Companion-Focused Saga

I might be starting a new saga soon, and am planning on focusing on companion characters. I'm trying to think of how to create a saga to support that, and would welcome any ideas here as I'm kinda drawing a blank.

My current preferred angle of attack is to play a Manor instead of a covenant. I'd have the manor's noble be one companion, but also have other companions scattered in the community in the manor, like one village's faerie-doctor, the parish priest, local hermit holy man, and so on. A nearby city/town could provide more urban characters, and perhaps a small group of advisers/retainers could fit in the manor itself for more esoteric characters (the blind seer, the scholar...).

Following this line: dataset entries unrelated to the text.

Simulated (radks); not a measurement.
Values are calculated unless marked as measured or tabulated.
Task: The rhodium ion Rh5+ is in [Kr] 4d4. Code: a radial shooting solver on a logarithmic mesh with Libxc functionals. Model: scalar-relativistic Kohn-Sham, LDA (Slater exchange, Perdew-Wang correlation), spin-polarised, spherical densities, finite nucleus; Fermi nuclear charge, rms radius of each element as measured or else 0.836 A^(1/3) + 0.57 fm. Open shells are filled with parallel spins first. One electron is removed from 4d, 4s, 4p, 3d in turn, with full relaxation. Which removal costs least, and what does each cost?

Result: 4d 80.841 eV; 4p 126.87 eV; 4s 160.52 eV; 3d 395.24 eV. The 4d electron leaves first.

Another option is to run a winter covenant, so that the magi are just not interested in anything and its up to the companions to run things. This also leaves room for later including young magi characters.

Any other, better, ideas?

Look into Pendragon. It is a game based on what you describe. if you prefer the Ars system you can readily convert the design idead of Pendragon into ArM :slight_smile:

For a "pure" ars magica saga, I would do the winter covenant thingy. There will be magic, but on a weird area and has more potential for including OoH related stuff :slight_smile: Going to participate in the faerie tournament to win vis (ordered to do that) would be a good expample. I like this approach

Cheers,

Xavi

I've had similar ideas for a saga.

I think the manor idea is a good one. Try to focus the characters around the manor, just like a standard saga focuses the characters around a covenant. Instead of the "companions" being just a scattered group of individuals, have them have specific roles within the manor... the lord or lady, a knight, a priest, the village reeve, etc.

I'd suggest running seasons just like a covenant, but the characters do not have all seasons free. I'd suggest Spring and Fall as "work seasons" with activities centered around planting and harvest. Winter is a "free season" for study/practice and Summer is a "free season" for adventuring.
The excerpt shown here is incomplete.